The R.M.S. Titanic has captivated the world since it sank the night of April 14, 1912. Scrolling through the data sets, even seeing the word “Titanic” was so evocative I had to select it even just to see what it contained.
The Titanic disaster was a turning point for marine transportation even today. Many rules, laws, and safety procedures that stemmed from investigation and recommendations following the sinking are still in place today. The question I wish to address using the current data set is:
What did the typical survivor and victim look like?
Perhaps obviously, my assumption before doing much analysis is that women, children, and 1st class passengers would be the most likely survivor and older, male, and 3rd class passengers the most likely victim, following in the “women and children first” trope. I wish this data set had additional categories, such as crew or passenger status, national origin, and room and deck assignments.
Downloading the data set and re-uploading it to my GitHub successfully pulling from my account.
TiSurURL <- "https://raw.githubusercontent.com/iscostello/Rbridgedata/master/TitanicSurvival.csv"

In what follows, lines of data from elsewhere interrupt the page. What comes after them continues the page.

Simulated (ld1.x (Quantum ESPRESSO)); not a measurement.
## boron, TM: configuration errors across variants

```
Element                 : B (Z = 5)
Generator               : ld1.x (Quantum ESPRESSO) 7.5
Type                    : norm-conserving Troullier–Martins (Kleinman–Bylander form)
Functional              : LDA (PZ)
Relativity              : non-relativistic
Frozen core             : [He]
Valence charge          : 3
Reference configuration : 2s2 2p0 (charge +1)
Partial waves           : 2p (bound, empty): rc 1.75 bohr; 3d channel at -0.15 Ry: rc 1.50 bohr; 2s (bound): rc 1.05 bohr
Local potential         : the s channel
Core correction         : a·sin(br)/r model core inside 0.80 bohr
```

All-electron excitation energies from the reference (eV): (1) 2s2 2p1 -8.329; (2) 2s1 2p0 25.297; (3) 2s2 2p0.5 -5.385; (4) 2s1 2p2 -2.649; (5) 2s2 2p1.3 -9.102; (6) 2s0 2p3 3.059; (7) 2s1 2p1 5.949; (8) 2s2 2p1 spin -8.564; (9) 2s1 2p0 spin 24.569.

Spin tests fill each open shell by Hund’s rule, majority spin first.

TiSur <- read.csv(file = TiSurURL, header = TRUE, sep = ",")
head(TiSur)
## X survived sex age passengerClass
## 1 Allen, Miss. Elisabeth Walton yes female 29.0000 1st
## 2 Allison, Master. Hudson Trevor yes male 0.9167 1st
## 3 Allison, Miss. Helen Loraine no female 2.0000 1st
## 4 Allison, Mr. Hudson Joshua Crei no male 30.0000 1st
## 5 Allison, Mrs. Hudson J C (Bessi no female 25.0000 1st
## 6 Anderson, Mr. Harry yes male 48.0000 1st
summary(TiSur)
## X survived sex age
## Length:1309 Length:1309 Length:1309 Min. : 0.1667
## Class :character Class :character Class :character 1st Qu.:21.0000
## Mode :character Mode :character Mode :character Median :28.0000
## Mean :29.8811
## 3rd Qu.:39.0000
## Max. :80.0000
## NA's :263
## passengerClass
## Length:1309
## Class :character
## Mode :character
##
##
##
##
The summary statistics for the entire data set do not offer much insight into my question. However, there are some interesting observations.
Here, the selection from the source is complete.